Psychology of True Crime Obsession

If you are anything like me, a perfect night includes watching a true crime documentary in bed. The amount of true crime shows I watch sometimes worries me, like why would anyone enjoy watching murders? I thought about it so much that here I am researching it. I thought I might as well share with you guys some of the reasons why we love a good true crime show.

  1. Curiosity for human psychology

The simple answer is, psychology is interesting! We want to know why people do the things they do, especially things that are cruel. David Green, a teaching fellow at the University of Law explains that humans are fascinated with each other’s lives, and that’s why we will sit and watch documentaries about other people doing things that we can’t imagine. He says ”I believe that, as humans, we have a morbid fascination with events that can have such an impact on the lives of others. The same base instinct that draws us to look at a car crash in some ways draws us to these documentaries.”

Author, Caitlin Rother, added: “We want some insight into the psychology of a killer, partly so we can learn how to protect our families and ourselves, but also because we are simply fascinated by aberrant behaviour and the many paths that twisted perceptions can take.” What does it take for someone to become a murderer? True crime shows give a good insight into how these people become such monsters.

2. The excitement of ‘taboo’

There is something intriguing about watching something people do that we cannot dare to do ourselves. Committing any type of crime is taboo to an average person, so it is quite fascinating to know a human like you and me, can commit such horrific crimes, acting on their intrusive thoughts and letting go of their morals.
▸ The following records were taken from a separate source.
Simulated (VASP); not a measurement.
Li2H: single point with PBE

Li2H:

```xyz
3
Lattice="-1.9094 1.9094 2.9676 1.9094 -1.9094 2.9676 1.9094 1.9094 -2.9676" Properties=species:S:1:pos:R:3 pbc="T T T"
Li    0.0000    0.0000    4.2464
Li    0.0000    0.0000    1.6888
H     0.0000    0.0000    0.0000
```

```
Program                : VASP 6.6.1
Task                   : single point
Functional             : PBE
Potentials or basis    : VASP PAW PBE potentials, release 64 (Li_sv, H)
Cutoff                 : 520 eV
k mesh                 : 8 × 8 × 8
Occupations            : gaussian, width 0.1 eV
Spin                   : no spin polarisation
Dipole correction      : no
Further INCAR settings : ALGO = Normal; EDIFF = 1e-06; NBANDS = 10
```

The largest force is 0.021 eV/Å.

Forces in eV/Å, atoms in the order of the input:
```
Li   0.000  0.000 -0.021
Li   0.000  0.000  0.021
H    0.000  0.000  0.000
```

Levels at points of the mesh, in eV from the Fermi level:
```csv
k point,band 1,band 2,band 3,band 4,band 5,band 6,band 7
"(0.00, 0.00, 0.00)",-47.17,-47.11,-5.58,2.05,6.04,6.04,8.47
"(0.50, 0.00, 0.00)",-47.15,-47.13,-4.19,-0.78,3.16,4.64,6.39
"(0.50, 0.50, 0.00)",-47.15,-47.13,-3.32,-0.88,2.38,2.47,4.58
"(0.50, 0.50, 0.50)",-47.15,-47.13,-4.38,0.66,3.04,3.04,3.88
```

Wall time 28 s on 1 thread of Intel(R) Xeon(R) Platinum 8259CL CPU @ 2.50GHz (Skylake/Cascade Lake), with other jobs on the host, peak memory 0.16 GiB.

According to Tetlock’s term ‘taboo trade-off,’ humans are fascinated with things that are taboo but their morals keep them from allowing their minds to entertain these taboos. So in true crime shows we get to see people acting out their taboo thoughts and seeing what humans are capable of gives us a rush of adrenaline.

Psychologist Dr. Meg Arroll told “true crime stories allow us to explore the darker side of nature in a safe way”, and psychologist Emma Kenny told that watching crime shows can “trigger chemical reactions in our bodies, while also affirming our moral views about right and wrong”.

The ‘forbidden thinking’ theory argues that humans have dark impulses and true crime shows are an outlet for these thoughts but without having the consequences, and having the relief of not being the one carrying out such dark acts.

3. Satisfaction of solving a crime case

For some, the love of true crime might just be the satisfaction of solving a crime case! Dr. Katherine Ramsland, a professor of forensic psychology at DeSales University, says “most true crimes on TV and in books are offered as a puzzle that people want to solve.” So we get to act and think like a detective and solve the crime, and in the end, we actually get all the answers!

“As humans, we are always looking for something new and novel. Whether it’s good or bad, we need something that creates an element of excitement. When we mix this desire with insight and solving a puzzle, it can give us a short, sharp shock of adrenaline, but in a relatively safe environment.

4. Women are more into it then man

In 2010, a study by the University of Illinois found that 70% of Amazon reviews on true crime books are by women. Michael Boudet who hosts the popular true-crime podcast Sword and Scale said that 70% of his fans are women between the ages of 25-45. It is observed that these women are most interested in stories that give insight into the killer’s motives, that contain information about how victims escaped, and that feature female victims. This can be explained by the evolutionary perspective; women are more fearful of crime than men; perhaps women are instinctively drawn towards stories where they can identify with the victim and use strategies for self-protection.

Crime author Francesca Dorricott says: “The largely female audience has a lot to do with gender inequality in society. Most women have been taught to restrain their actions, their thoughts, and sometimes even their imaginations. We can witness a solution to a stalking charge without ever being in danger ourselves, we can see a bad person put behind bars and feel relieved, we can explore our own behavior and thoughts without being judged.”

But there might be another reason why women love true crime. Melanie Haughton, Lecturer in Psychology at the University of Derby, says: “There is a lot of romanticizing of these dark figures, like American serial killer Ted Bundy, who have committed awful acts, and women can be intrigued by the danger aspect.”

This is quite an interesting point and might need a whole new blog post. In the meantime, tell me, what is your favourite true crime show?